The World O' Crap Archive

Welcome to the Collected World O' Crap, a comprehensive library of posts from the original Salon Blog, and our successor site, world-o-crap.com (2006 to 2010).

Current posts can be found here.

Sunday, January 16, 2011

March 13, 2005 by s.z.

Who Said It?


Our first Mystery Guest from last time (the one who said that the greatest nation on God's green earth was going to take a "stricken young woman" away from her family and kill her, presumably just because it hates the stricken) was Michael Medved.


A point to Brad R.


The guest on Michael's show (the one who waxed eloquent about how it's unconstitutional to refuse a feeding tube because living without a cerebral cortex in an inalienable right, meaning that you can't give it up) was Alan Keyes.


A point to Woodrowfan.  Also, a point to Yosef for being willing to share his title as America's Hottest Young Conservative on the Internets with Alan.

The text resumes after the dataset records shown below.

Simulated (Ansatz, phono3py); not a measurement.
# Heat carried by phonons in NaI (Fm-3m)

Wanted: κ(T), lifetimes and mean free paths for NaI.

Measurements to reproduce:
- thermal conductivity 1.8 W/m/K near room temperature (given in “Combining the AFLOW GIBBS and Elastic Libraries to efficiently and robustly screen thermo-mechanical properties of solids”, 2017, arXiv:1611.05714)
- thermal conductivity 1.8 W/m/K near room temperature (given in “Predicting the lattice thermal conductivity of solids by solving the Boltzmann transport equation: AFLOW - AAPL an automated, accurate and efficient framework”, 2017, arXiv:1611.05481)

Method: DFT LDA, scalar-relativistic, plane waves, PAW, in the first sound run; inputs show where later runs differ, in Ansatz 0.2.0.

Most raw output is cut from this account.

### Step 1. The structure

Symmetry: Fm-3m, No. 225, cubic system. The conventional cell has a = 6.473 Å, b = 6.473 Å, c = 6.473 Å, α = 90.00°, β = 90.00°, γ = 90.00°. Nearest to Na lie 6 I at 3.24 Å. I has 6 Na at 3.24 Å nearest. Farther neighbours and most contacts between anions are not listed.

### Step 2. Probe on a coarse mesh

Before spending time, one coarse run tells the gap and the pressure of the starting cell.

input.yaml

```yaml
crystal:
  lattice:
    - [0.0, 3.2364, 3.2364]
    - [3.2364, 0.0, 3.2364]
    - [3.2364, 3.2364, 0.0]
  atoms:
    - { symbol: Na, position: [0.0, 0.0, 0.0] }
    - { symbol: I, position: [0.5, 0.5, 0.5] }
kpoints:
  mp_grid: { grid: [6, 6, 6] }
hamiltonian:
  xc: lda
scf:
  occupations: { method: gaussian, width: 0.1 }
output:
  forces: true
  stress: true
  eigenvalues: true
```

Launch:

Our guest who claimed that she has nothing to write about, and her life is over is Ann Coulter (she was apparently pissed because she went to all the trouble of calling Helen Thomas an "old Arab," and yet  the average person still couldn't care less who Ann is.)


A point to john b.

And our last guest (the one who, presumably writing from experience, said that "Men have no control" was America's favorite junkie serial monogomist, Rush Limbaugh.


Another point to Brad R.


And a point to strooper for naming all of our Mystery Guests in one comment.


Remember, winners, to save your points, which can be exchanged for such cool prizes as Shoes of The Fisherman sandals, which you can use to leave religious message in the sand.  "Great for fundraising, beach evangelism and mission trips!"

Now, Who Said This?
1.  From a recent political memoir:
On September 14, 2001, Forty-second Street could have been Main Street in any midwestern community or a small southern town. The street was lined ten deep on both sides with people holding signs reading "God Bless America" and "God Save the U.S." But this was New York City, the place where I was born and where my father commuted almost every day of his working life.
So, all it takes is a couple of planes hitting buildings, and NYC shapes up and starts to look like a red state.
2.  From a political memoir by a different person:
This son of a president had seen firsthand how seeking the presidency would change his life, especially if he won. He was thinking it through, calculating its impact on the rest of his life. Many times, I thought he just might decide the cost was too high, though it had nothing to do with money.
“I’ll never again be able to just walk into Wal-Mart and buy fishing lures,” he said to me once, a telling little picture of the normal, often unappreciated things our nation’s presidents give up when they succeed at their ambition
.
Just think, George gaving up buying fishing lures at Wal-Mart for us!  It's a story of sacrifice for others that we should all remember at this Easter time.

3.  From the weekly column of one of our favorite wingnuts: 
So why should you care that a bunch of overpaid men and women dissect each other in the halls of network TV news buildings? [...]
The problem is that the folks who set the agendas for TV news are not like you. In fact, many of them DON'T like you. You are groundlings, semi-barbarians who can't tell excellent sushi from the cheap stuff.

Thus, what matters to you is often ignored or slanted by the TV big shots. For example, radical Professor Ward Churchill, a traitor earning $92,000 at the University of Colorado, was all but ignored by the network evening news broadcasts.
And the Ward Churchill story matters to you because . . . ?

4.  From a NewsMax story about somebody's appearance on "Meet the Press":
So why would President Bush nominate him to be America's next U.N. ambassador? NBC's Russert queried

"Because John is a very good diplomat. He has a lot of experience in U.N. affairs," [...] replied.

Why then, Russert asked [...], is Bolton often less than diplomatic in his statements?

"Well, sometimes we all say undiplomatic things, but the key is that this is a very good diplomat," [...] said with a smile.
Yes, just because Bolton says undiplomatic things doesn't mean that he's not a good diplomat -- he's just differently-plomaticed. 
5. And because no controversy is complete with a movie star's opinion, here's a faxed statement:
 "I fully support the efforts of Mr. & Mrs. Schindler to save their daughter, Terri Schiavo, from a cruel starvation. Terri's husband should sign the care of his wife over to her parents so she can be properly cared for."
I'm sure we'll be hearing from Brent Bozell, Michael Medved, Laura Ingraham, and the usual gang of idiots about how we pay Hollywood to entertain us, not preach at us about their pet causes, so this star should just shut the hell up and get back to making action movies about crazed loners.